IN VENEZUELA, TRUMP TARGETS CHINA, RUSSIA AND IRAN

By Marco Vicenzino
3 January 2026
The capture of Venezuela’s Nicolás Maduro and his transfer to New York to face U.S. indictment are being read largely as a dramatic episode in U.S.–Latin American relations. That view misses the larger point. The episode functions as a strategic signal—one that speaks less to Caracas than to the broader recalibration of U.S. deterrence in an increasingly contested new world order, with implications for rival powers well beyond the Western Hemisphere.
U.S. President Donald Trump’s target audience extends well beyond Caracas. His message is calibrated for China, Russia and Iran, and arguably select others —states that have long treated Latin America as a low-risk arena for influence projection.
That assumption has been visible in Beijing’s economic penetration through debt, energy and infrastructure; Moscow’s security ties and intelligence cooperation; and Iran’s logistical and security footprint in Venezuela and parts of the wider region. Each has tested U.S. tolerance for years, operating on the belief that the hemisphere was strategically secondary for Washington.
Maduro’s capture is intended to puncture that belief. The signal is that proxy influence, grey-zone activity and strategic freelancing in the Americas will now carry tangible costs.
Trump’s move against Maduro involves multiple motivations, including economic and legal considerations. Above all, however, it is geopolitical. It reflects the realities of a new National Security Strategy and an emerging Trump doctrine—one that redraws U.S. red lines and reasserts deterrence as a governing principle.
What Trump is signaling is not a Venezuela policy in isolation, but a reassertion of U.S. strategic intent in its near abroad—and beyond where core interests are at stake.
From the administration’s perspective, after years in which hemispheric instability was managed, compartmentalised or quietly tolerated, Washington is making clear that the Western Hemisphere is once again central to U.S. strategy—not a permissive space for drift, criminalised governance or unchecked external power projection.
At the core of this approach is a redefinition of boundaries. Latin American governments are being told that sovereignty will no longer shield regimes that fuse state power with transnational crime, narcotics trafficking and illicit finance. By foregrounding indictments and legal accountability, the United States is reframing geopolitics through enforcement and deterrence rather than diplomacy alone. Leaders who criminalise the state are being treated less as political counterparts than as security threats.

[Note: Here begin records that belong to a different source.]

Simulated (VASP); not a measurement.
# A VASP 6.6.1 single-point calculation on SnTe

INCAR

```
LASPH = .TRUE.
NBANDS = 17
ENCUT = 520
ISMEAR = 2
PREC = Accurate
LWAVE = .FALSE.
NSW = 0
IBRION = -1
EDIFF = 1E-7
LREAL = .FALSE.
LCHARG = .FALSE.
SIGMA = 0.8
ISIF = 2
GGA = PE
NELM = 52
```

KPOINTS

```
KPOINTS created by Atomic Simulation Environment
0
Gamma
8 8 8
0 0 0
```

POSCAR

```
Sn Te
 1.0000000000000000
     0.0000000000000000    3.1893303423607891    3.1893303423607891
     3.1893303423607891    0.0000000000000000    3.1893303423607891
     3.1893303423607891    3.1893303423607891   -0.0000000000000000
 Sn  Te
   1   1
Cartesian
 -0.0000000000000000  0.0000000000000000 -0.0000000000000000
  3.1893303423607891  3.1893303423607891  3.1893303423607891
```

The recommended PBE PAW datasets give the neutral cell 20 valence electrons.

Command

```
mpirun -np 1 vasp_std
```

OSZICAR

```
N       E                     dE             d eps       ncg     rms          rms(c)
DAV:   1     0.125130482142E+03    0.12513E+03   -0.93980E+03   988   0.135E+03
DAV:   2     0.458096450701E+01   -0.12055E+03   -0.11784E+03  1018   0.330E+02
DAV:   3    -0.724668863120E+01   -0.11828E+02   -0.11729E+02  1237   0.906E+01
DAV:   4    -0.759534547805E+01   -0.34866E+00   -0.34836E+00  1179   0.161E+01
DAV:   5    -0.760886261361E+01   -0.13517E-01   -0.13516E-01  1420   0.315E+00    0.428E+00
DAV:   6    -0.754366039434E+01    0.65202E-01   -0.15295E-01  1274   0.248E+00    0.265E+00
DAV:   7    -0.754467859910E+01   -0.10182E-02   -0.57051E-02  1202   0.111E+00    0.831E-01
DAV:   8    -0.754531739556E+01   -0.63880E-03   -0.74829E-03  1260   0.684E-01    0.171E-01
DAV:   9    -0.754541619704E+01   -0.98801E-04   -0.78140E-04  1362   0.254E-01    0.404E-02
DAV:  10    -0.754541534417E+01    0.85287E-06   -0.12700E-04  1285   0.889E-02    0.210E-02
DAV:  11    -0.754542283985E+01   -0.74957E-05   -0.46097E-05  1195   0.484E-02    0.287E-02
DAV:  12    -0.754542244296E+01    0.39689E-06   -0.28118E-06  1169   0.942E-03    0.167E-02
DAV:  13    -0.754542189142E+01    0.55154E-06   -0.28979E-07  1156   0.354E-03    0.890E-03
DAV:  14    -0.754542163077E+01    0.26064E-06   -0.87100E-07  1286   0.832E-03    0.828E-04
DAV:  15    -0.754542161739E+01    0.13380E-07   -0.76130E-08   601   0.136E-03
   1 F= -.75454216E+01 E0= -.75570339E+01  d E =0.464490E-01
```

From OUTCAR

Allies, too, are being addressed. Washington is signalling a renewed willingness to act without full consensus when it judges core interests to be at stake—moving first and managing diplomatic fallout later. This marks a departure from an era in which caution often substituted for clarity.
Critics will argue that such actions risk eroding international law, inflaming regional opinion and setting precedents others may exploit. They will warn that unilateral force, even when legally framed, can undermine the norms the United States itself relies upon, and that escalation in the hemisphere may prove difficult to contain. For them, these concerns go to the heart of global order and U.S. credibility.
Yet to dismiss Trump’s gambit as a replay of past U.S. interventions is to miss the distinction being drawn. This is not Iraq. It is not Afghanistan. It is not an open-ended project of occupation or nation-building. It is Trump’s deliberate effort to restore deterrence in a region long treated as geopolitically settled.
Ultimately, this episode will be judged not by the legality of one operation or the fate of one Venezuelan leader, but by what follows. Deterrence succeeds only if paired with discipline, clarity and restraint. Whether this recalibration stabilises the hemisphere—or invites escalation—will shape regional and global politics for years to come.